Round I: 1 minute and 3 seconds. Winner:: Rocco’s on 22nd

Now is when the real fight begins. Tony at Rocco on Thompson warmly shakes your hand-if you’re a regular it’s a hug-and shows you to your seat. The essence of Italian dinning is here: You’re treated like family. This even beats the less than hip crowd -with this Rocco’s on 22nd swings and misses. “It’s about feeling appreciated, not exploited,” says Tony DaSilva-coming back with a low blow-Oh! Rocco’s on 22nd takes a hit below the belt.

Rocco on Thompson doesn’t need fancy footwork, not when you’re looking at his menu with wide eyes. And at least ten regional specials spanning Italy are scribbled on a chalkboard suspended from the ceiling. It is barely legible, but that’s not a problem since your waiter, in salivating detail, passionately describes each dish to you. If choice empowers, Rocco on Thompson rules. If you’re really lucky, there’s a juicy roast rack of lamb on the list of specials. If not, there’s always a boneless grilled New York 16-ounce sirloin for $22, said to be tender every time.

At Rocco on Thompson there are seven different veal dishes, starting at $15, and five flavorful options for chicken, starting at $13. On the seafood menu, there’s a healthy portion of red snapper for $18 prepared in Rocco’s secret red sauce with enough black olives, capers, onions and tomatoes, for every mouthful. The zuppa di pesce-mixed seafood in a fradiavolo sauce and over pasta (if you wish)-is the most expensive seafood dish at $21, but what a value! Or simply go for the jumbo shrimp in your favorite sauce, just $16. You’re likely to return for the homemade gnocchi gorgonzola and most definitely for the garlic grilled calamari served with white beans and baby greens. This fight’s got zest, and Rocco on Thompson is back with a flurry of hits.

Rocco DiSpirito, the showman that he is, steps into the ring with a cute daily menu printed on pink paper, the color of bubblegum or Pepto-Bismol. But cute can’t parry the punches coming from Thompson Street. The limited menu doesn’t stand, not on sub-par dishes. On any given day, there could be just four plates of fish-the sea bass criticized for being salty-and only eight pasta dishes-the cream sauce said to be too oily. Some nights, you’ll find a lone veal dish and a couple of options for chicken, hailed as safe. The $26 rib eye is tough and grisly, and knowing this you might be leery of the $28 strip steak, reviewed most generously by Adam Platt on New York as bland. Fighting for more flavor is the rabbit cacciatore seeped in olives, tomatoes and onions, backed by the trout stuffed with shallots and parsley. While Rocco’s on 22nd may be causing a stir, his hits just aren’t connecting.

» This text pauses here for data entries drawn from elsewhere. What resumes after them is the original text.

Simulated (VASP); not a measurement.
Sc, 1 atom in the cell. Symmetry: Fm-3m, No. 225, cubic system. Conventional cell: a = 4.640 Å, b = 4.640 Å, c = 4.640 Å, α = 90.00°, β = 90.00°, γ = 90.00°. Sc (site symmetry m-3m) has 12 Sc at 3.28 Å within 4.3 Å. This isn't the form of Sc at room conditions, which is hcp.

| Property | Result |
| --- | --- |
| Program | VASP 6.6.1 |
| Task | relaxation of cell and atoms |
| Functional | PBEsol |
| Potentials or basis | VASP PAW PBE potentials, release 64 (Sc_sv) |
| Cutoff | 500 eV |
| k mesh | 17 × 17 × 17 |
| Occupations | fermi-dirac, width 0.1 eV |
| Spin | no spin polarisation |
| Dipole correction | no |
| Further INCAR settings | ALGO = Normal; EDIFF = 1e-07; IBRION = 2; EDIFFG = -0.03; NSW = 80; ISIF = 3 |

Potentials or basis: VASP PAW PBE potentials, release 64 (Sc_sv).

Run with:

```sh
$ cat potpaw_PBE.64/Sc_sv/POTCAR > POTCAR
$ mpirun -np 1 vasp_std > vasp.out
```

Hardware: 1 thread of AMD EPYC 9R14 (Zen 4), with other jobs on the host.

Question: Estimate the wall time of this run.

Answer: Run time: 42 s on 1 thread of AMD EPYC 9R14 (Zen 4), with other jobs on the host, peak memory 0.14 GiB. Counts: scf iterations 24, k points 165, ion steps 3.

Rocco’s Mama, Nicolina DiSpirito, has no part of this boxing match as she flits about the Thompson Street restaurant in her white kitchen apron spreading motherly love-and her meatballs are a killer. But Rocco’s calamari is a hefty handicap as this appetizer bears to mind deep fried onion rings. A businessman said it best when a handful of squid was slung on a scale beside the bar-too much information. He recommends the veal spedini prepared with grilled tomatoes, instead.

Round 2: 1 hour and 10 minutes. In terms of food, it’s unanimous: Rocco on Thompson

How sweet the taste of victory can be after a long, hard brawl, but the bell hasn’t resonated its final toll, yet. The Old Champ and the Young Buck are neck-and-neck serving up their desserts. Rocco on Thompson’s summer trophy is his cold zabaglione, a sweet cream sauce over fresh strawberries, and throughout the winter months, his caramel roasted pears. The filled-to-order cannoli does not hold back, and there’s no question, the ricotta cheesecake is homemade. However Rocco’s on 22nd isn’t ready to go home just yet and hurls a heavy left hook-with poached cherries on butter cakes, called pandoros. He’s lobbing jab after jab with a variety of homemade gelato, and a powerful uppercut-his chocolate cassata, a splendor of crispy ladyfingers over creamy chocolate-mousse-to take down Rocco on Thompson.

In the final seconds, service counts and while the wait at Rocco on Thompson is caused by the kitchen meticulously preparing your meal, the wait at Rocco’s on 22nd could be because their computer system is down or your waiter is smiling for the camera.

A knockout is imminent as perks leave a lasting impression and here Rocco on Thompson rises for the final bout, leaving Rocco on 22nd in the dust. If you celebrate your birthday at Rocco on Thompson, the cake is on the house. And as you find yourself coming back for more, Tony will be happy to make you a succulent limoncello just for being loyal.

Round 3: 50 minutes. Champion: Rocco on Thompson Street

Rocco on Thompson Street shines, deservingly so, but the clincher is this: When you leave Rocco’s on 22nd, ears ringing and a bit dazed, tasting salt and feeling all that oil, you’re thinking how badly you embarrassed yourself on camera. When you leave Rocco on Thompson, after a hearty pat on the back or even a kiss on the cheek, you turn to your loved one, satisfied, and say, “That was a good meal!”